And, finally, this gem: “They will walk into your kitchen, they’ll cut your throat.”

Let’s tarry over that last one for a bit. Here’s a man who wants to be the president of the United States saying of immigrants—all immigrants: women, children, old people, everyone—that they will invade your home and attack you in one of the most violent and painful (and terrifying) ways possible. They will cut your throat.

Maybe it’s just me, but I find that shocking, even coming from Trump. It’s one thing to say that Mexico is “sending rapists,” as he infamously did in 2015. Even making a general statement about how these people come here and commit crimes, while bad enough, isn’t nearly as bad as this. This is saying directly to every American that they will break into your house and cut your throat.

That sure seems like news to me. Yet it didn’t appear in either the Times or the Post account. The Times piece did have a sentence noting that Trump “continued to vilify” migrants and called them “stone-cold killers,” so let’s give them that, at least. But the plain implication of Trump’s statement here is that migrants are an imminent threat to one’s safety. This is an unambiguous incitement to preemptive violence. How can such a vicious statement not be thought of as news?

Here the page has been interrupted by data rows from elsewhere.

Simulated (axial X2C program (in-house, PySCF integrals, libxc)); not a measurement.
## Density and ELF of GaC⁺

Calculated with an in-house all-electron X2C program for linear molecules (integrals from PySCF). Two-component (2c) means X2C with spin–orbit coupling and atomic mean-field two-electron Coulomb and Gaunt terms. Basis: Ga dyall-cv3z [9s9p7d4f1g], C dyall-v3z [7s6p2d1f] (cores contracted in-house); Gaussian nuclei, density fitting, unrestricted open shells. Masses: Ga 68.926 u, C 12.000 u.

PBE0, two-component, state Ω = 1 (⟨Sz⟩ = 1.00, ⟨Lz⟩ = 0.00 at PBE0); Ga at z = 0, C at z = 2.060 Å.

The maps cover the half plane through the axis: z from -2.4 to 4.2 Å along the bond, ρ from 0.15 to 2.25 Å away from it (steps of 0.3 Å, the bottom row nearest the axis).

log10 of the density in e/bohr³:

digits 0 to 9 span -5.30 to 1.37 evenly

Here’s how. If your definition of “news” is simply that which is new, then OK, maybe. Calling his opponent who happens to be the sitting vice president of the United States “mentally disabled” was new, and ergo it was news. That I get.

But Trump attacking migrants isn’t new. Obviously, I would argue that a candidate for president raising the specter of people breaking into people’s homes and cutting their throats is new. Perhaps reasonable minds can differ on that, I guess. And if it isn’t new, it isn’t news.

But what if your definition of “news” is a little broader than that? What if, say, “news” is any meaningful piece of information that might be relevant to voters as they prepare to make their decision about whom to vote for? This is a reasonable and in fact better definition of news than simply that which is new, because it’s reality. Trump constantly saying extreme, racist, violent stuff can’t always be new. But it is always reality. Is the press justified in ignoring reality just because it isn’t new? Are we not allowed to consider his escalations as dangerous, novel developments in and of themselves? And should we not note the coincidence that his remarks seem more escalatory as the pressures of the campaign mount?

I know the mainstream media really doesn’t want to go here, but whether Trump is mentally fit to serve four years in the world’s toughest job is a very real and pressing question. But the press won’t raise it. That is to say, they have lately lost their taste for it. Not long ago, the press was perfectly comfortable talking about Joe Biden’s age. That seemed like a pretty urgent matter. But they absolutely will not talk about Trump’s mental fitness. Say what you want about Biden’s struggles with age, he never once threatened an entire group of human beings with political violence.

Why is age fair game for discussion but mental infirmity taboo? Is it because of basic human emotional responses to each matter—that is, we all see people age, it’s familiar, we’re comfortable talking about it—whereas with respect to mental health, talking about it makes us uncomfortable? If so, that’s a pretty lousy excuse. It’s journalism’s job to raise uncomfortable questions.

Another quote from Prairie du Chien that’s getting around on the internet is this one, referring to Customs and Border Patrol: “They have a phone app so that people can come into our country … these are smart immigrants, I guess, because most people don’t have any idea what the hell a phone app is.”

Ummm … what? OK. Thinking in 2024 that most people don’t know what phone apps are does not, I suppose, disqualify a person from being president. But if someone—The New York Times, say!—were to do a big story stringing together the many remarks like this Trump has made over the last two or three years, then we might have the conversation the electorate needs and deserves to hear about whether this man is competent to know the world’s deepest intelligence secrets and have his finger on the nuclear button.

I admit—the Times deciding to do such a piece would constitute a conscious decision to inject the issue of his mental well-being into the campaign. That’s not a decision editors should make lightly. On the other hand, not doing such a piece is a conscious decision too. It benefits Trump, but even more importantly, it keeps buried a question that is obviously relevant in this campaign and that voters should be asked to think about. The sanewashing continues.